Review of Waterland

Waterland (1992)
Gloomy and messy melodrama
6 September 2011
I have not read the novel, but a quick glance at a synopsis of the plot suggests what a mess they've made of it on film. The novel sounds like a serious, intellectual drama. The film is an attempt to simplify the concepts involved, and turn them into a rather straightforward drama. In itself, and no further, this might have succeeded. The failure is caused by other things.

The transferral of the Cricks from Greenwich to Pittsburgh is a disastrous mistake - the only reason for doing it was clearly the American box office. Again, the distributors tend to assume that Americans are too stupid to take in a drama set in England. They are wrong.

The conversations between Irons (Crick) and John Heard, as American school-teachers discussing education in 1974, are embarrassingly wrong somehow, and bang an entirely wrong beat. The time you first realise Irons is addressing his class of teenagers (Ethan Hawke is 22, actually) as 'children' is even more excruciating. The fact that he apologises for this expression in his farewell speech made me think that one of the script editors had only just noticed how dumb it sounded, and shoved it in as an 'apology' (to the film-goer rather than to the student) at the end.

Things get worse. When Irons shows his 'children' a print of the Guillotine and describes, very mildly, some of the mutilated corpses, they all exclaim 'Oh God, no...' and 'Aaargh, how sickening...' They sound more like children from 'Pollyanna', than actual teenagers from Pittsburgh, who'd have grown up under Vietnam, and were just about to see 'The Texas Chainsaw Massacre.' Nearly every 'American' scene is mind-numbingly awful. Irons's farewell speech is hardly Michael Redgrave (or even Albert Finney) in 'The Browning Version.'

Someone had another pointless idea. "When Irons starts talking about his past life, let's have the American teenagers actually transported there on the screen." This makes no sense, and after a while the whole idea seems to have been mercifully abandoned. The scene of them trundling across Norfolk in a truck was risible, and I half-expected Captain Mainwaring and Jones's van to appear at any minute. The assumption behind this 'idea' seems that the film-goer is in reality just as thick as John Heard assumes students are - i.e. no one's interested in history and the past - so our best bet is to actually SHOW Ethan Hawke tramping about in the Fens of WW2.

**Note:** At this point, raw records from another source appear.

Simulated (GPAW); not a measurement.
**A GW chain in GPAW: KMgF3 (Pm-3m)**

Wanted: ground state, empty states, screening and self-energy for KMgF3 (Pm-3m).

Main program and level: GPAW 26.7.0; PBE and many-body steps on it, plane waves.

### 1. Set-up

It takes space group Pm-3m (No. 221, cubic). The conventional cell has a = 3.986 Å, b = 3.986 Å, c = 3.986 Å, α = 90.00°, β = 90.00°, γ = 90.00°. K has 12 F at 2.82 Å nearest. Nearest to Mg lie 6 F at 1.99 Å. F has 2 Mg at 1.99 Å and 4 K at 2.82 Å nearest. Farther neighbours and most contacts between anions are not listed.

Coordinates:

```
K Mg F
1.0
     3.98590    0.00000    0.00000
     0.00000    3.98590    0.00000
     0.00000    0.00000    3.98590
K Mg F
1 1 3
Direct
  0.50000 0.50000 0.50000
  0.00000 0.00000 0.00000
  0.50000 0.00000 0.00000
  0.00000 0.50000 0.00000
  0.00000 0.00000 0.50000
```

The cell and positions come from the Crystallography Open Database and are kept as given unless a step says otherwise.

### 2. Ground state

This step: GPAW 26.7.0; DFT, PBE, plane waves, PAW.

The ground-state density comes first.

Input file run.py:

John Heard and Peter Postlethwaite are completely wasted, and David Morrissey does the valiant best he can as Irons's mentally handicapped elder brother. I have always found Jeremy Irons greatly over-rated, and 'Waterland' shows just how insipid his acting can be at times. I was - even within the constrictions of the wreckage made of the Graham Swift novel by the scriptwriters - longing for a Dirk Bogarde or a Christopher Ecclestone. Irons simply doesn't carry it. In fact, the bar room scene with Irons and Ethan Hawke showed how much better Hawke is. I was reminded of Hawke with Robin Williams in 'Dead Poets Society' three years earlier. Even that has tinges of embarrassment (most filmmakers have no real idea what schools or universities are like - watch Lewis Gilbert's hysterical portrayal of a 1980's British university in 'Educating Rita') but 'Dead Poets Society' is great stuff compared to the wet mess of 'Waterland'. (Like most films of this sort, it has lashings of dull 'mood music' - always appearing at the completely wrong moment in the film.)